This past week, my capstone professor, Fr. Weiss, asked our class to read through our college application essays and write a short reflection on how we feel we’ve changed or not changed since writing them. At face value, the assignment was relatively simple: read your essays and write a response.
In practice, however, the task was much more difficult. Not only was it surprisingly hard to find where I saved my college essays (here I must give credit to my mom, the ultimate historian/accountant), but it was also quite uncomfortable to hear the voice of my 17-year-old self, for all her strengths and flaws.
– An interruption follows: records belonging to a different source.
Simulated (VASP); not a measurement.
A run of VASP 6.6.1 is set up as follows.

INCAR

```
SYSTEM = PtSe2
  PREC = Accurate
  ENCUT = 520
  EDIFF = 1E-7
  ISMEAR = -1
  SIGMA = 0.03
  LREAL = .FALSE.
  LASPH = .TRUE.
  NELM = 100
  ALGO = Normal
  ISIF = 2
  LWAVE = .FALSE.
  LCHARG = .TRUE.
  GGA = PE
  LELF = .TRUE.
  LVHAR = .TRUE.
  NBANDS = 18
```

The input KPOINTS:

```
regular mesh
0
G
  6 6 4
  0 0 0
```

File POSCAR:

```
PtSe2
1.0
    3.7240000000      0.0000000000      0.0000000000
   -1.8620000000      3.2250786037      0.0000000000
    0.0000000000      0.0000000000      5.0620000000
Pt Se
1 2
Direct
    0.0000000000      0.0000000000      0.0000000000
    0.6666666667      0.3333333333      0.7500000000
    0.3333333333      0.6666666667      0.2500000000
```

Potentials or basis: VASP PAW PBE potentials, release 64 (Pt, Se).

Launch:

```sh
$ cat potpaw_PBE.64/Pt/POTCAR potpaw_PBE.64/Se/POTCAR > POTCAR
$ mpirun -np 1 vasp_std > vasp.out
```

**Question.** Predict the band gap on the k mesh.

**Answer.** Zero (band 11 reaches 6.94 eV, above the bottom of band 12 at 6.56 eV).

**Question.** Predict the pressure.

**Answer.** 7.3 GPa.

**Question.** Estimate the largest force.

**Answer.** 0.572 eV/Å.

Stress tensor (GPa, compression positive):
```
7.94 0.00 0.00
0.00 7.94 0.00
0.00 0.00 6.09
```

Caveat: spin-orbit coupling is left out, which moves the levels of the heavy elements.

In one sense, she was able to identify and articulate themes in our life that have continued to direct our college and professional career. Before I even knew what a LinkedIn profile was, I knew that I wanted to help create and be part of a passionate and collaborative community. It was inspiring to be reminded of how sure I was that Boston College was the school for me and to look back on how I have grown as a result. If I hadn’t had my own back four years ago, I wouldn’t have had the wonderful opportunity to become a part of the BC community or to give back to it.
On the other hand, returning to a version of myself that no longer exists was a bit awkward. We often think we remember how we felt when we first applied to college, graduated high school, or experienced any small or large event in our lives. In reality, we only remember a minute-long version of our own history, often misconstrued in memory. It’s one thing to remember how you felt when you wrote your college essay, but it’s quite another to read the first-hand account of that person and reckon with how you’ve changed.
There’s even evidence for why reflecting on a past self and predicting our future is such a difficult exercise. While it’s relatively easy to recall our past feelings and recognize the differences between then and now, it’s a much larger struggle to project our own futures. We tend to think that we’ll feel the same feelings, like the same things, and be the same person, despite all the evidence suggesting otherwise.
Ironically, while we have a hard time envisioning future change, we also assume that as time passes, we will continuously improve as human beings. Of course we’ll still have flaws, but those flaws are okay as long as they’re new ones. There’s this myth that a continued effort toward self-improvement requires constant reflection on our past selves and frequent change. This overemphasis on maintaining a constant state of metamorphosis not only fails our past selves but also our current and future selves.
The first danger of this mindset is that it leads you to believe the current new and improved version of yourself has effectively phased out all of your past defects. This can deceive you into thinking you’ll never struggle with the same problem more than once, which is rarely true. Few things in life are linear, and you are better served by identifying the motifs in your life (even the unpleasant ones) than denying their significance for the illusion of change.
The second danger of this mindset is that if you constantly compare your current self to your past self, you’ll always see the past version as “less than.” Think about the last time you reminisced about your high school or middle school self. You probably laughed off all the problems that seemed so monumental then and appear to be so trivial now. But this prevents you from truly enjoying the fruits of your labor of intentional growth in your life. It also belittles your past feelings—even if they’re feelings you no longer possess.
Of course, it’s a good thing to no longer be preoccupied with the woes of a middle-schooler as an adult, but the more empathy we grant our past selves, the easier it is to empathize with people who are at different stages in their lives. In short, the more grace we give all versions of ourselves, the more grace we can give to others.
If you have the time and the means, I’d encourage you to revisit your college application essays or any relics of your past self. Take the time to truly observe and appreciate the person who created that work and the way things have changed for you. Maybe even try to think about how you’ll continue to develop and grow. And after all that hard work, give yourself credit for what you have been able to accomplish and your unlimited potential for the future.